We’re Just Going to Ignore the Fact That It Was All My Fault
Two days ago, Quinlan had a fever of 103.5 and was throwing up. She spent the night with me in our bed (David got relegated to…Cian’s bed, I think? Not sure. He’s always the one who gets relegated. All I know is that he helped me change the sheets after Vomit #1, slept through Vomits #2 and 3, and had to take the dog out twice, somewhere around 3 a.m. and 5. So he had to have been close. Though I’m sure he was wishing he were juuuuust a bit further away). Quinlan’s very pulled together when she’s sick, I have to say. She was feverish and miserable, but woke to tell me she had to barf, did her thing into our handy bucket, politely said, “Mom? I’m finished barfing” and lay back down, each time. She’s a funny one, our Mighty.
One day ago, I embarked on a grand journey to finally figure out how to wear my hair naturally. While one might not think that this ranks on the same troublesome level as a feverish barfer, that one has never had her hair go from straight to funky-wavy over the course of three pregnancies and found herself fighting with a straight iron every day to tame the poof into something resembling a society-worthy hairstyle. Those were dark times, people. Dark times, indeed. So after overhearing chit-chat from like-haired women lately, viewing a bunch of salon-based YouTube videos, reading a super helpful four-page-long email from a fellow suddenly-curly friend, and approximately one mortgage payment in hair products later, I spent yesterday trying to “be me.” Being me is hard. Being me is going to take a while to learn. The only person in the house this really positively affects is Quinlan, because I’ve finally figured out how to manage that mop of curls on top of her head. I have a feeling you can feel her relief from here.
Today, David took Saoirse to school while I got ready for the day. Riley the Dog wasn’t following us around like she usually does (you think having kids watch you duck into the bathroom is bad–try having the kids AND the dog staring at you. It’s great. Really), and when I called for her, there was no answer. So I called louder. Then I started to panic–did she get out before Dave shut the garage door? Did she escape during the get-the-kids-ready-to-go confusion? Was she somewhere on that major road by our house–the one with all the traffic? Had she got run over by a school bus? OH MY GAD WHERE WAS RILEY?! It was like a page out of that children’s book Llama Llama Red Pajama–my imagination ran off with the imaginary escapee dog, and I freaked. By the time I found her–she’d been curled up under David’s desk in his office, sound asleep–she was in such a quiet panic that she peed all over herself. Then David walked in the house. Then Riley ran into the kitchen and peed all over that–actually running around with her little puppy bottom dragging along, piddling a lovely frantic arc around the kitchen island. And the table. And the other cabinet. Then I tried to get her outside to bathe her. More pee. Then we tried the upstairs bath. I think she managed to drop yellow puddles on the carpet in Cian’s room and the bathroom floor before I was able to wrestle her into the tub. Frankly, I’m having trouble understanding how one 11-month-old dog can have THAT MUCH PEE IN HER. So I was hollering. David was hollering. Paper towels and cleaning supplies were flying, the poor dog was trying to jump out of the bath tub, the whites of her scared eyes rolling around like crazy, and the kids were at our heels asking what was going on, can we watch Riley get a bath, when is it snack time?

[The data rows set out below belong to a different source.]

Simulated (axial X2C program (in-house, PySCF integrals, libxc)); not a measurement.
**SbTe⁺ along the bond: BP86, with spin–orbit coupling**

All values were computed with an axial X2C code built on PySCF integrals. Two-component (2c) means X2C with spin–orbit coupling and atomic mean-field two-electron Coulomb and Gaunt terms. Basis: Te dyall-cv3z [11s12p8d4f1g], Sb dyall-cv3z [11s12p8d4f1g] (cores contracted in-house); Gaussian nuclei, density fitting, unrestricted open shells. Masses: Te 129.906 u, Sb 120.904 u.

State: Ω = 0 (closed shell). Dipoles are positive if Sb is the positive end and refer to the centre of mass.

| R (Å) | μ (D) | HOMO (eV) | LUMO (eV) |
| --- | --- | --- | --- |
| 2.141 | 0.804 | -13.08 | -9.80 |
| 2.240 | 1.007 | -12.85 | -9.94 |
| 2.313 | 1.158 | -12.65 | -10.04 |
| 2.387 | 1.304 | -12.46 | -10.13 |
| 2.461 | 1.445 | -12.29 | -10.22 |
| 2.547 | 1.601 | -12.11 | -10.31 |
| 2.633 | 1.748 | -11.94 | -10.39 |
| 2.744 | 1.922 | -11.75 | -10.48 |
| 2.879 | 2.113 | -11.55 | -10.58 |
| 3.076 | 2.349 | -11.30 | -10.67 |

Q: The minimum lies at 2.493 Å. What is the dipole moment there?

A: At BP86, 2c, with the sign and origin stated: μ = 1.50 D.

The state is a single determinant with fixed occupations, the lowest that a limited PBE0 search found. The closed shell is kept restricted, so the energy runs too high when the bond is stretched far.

It took six minutes for all of this to happen. It was not quite 8:20 in the morning. So now I sit here, the grown-ups and dog calm and peaceful, with my second born at home, still in her pajamas for the third day in a row, alternately trying to love-strangle that same dog and hit her brother in the eye with a toy lightsaber. My hair, strange and chunky from the overabundance of curling product left over from yesterday, is tucked behind my head into some sort of ponytail/bun/deranged-lady-who-was-found-wandering-down-the-highway hairstyle. It’s gross. I don’t know what to do with it but I am being NATURAL. David’s on a work call, and I’m pretty sure he hasn’t even had a chance to get a shower yet. The house smells like wet dog, apricot shampoo, vinegar and water, and a fall-scented candle because dammit, I’m just going to forge on ahead and pretend that this day is starting off like any other.
Because it is, of course. Because even though the internet tells us to ease into our mornings, to color a few pages in our meditation journals, to write our morning pages and do our yoga and breathe in the fresh air of calm while watching the sunrise with our hands wrapped around a mug of tea, c’mon. Most mornings there’s somebody peeing on the carpet and somebody else hollering for a snack and two people who love each other very, very much squabbling over where to find the last roll of paper towels because OH MY GAD THERE’S MORE PEE OVER HERE.
It’s real life, my friends. And as bright and busy as it is, most days it smells vaguely like urine.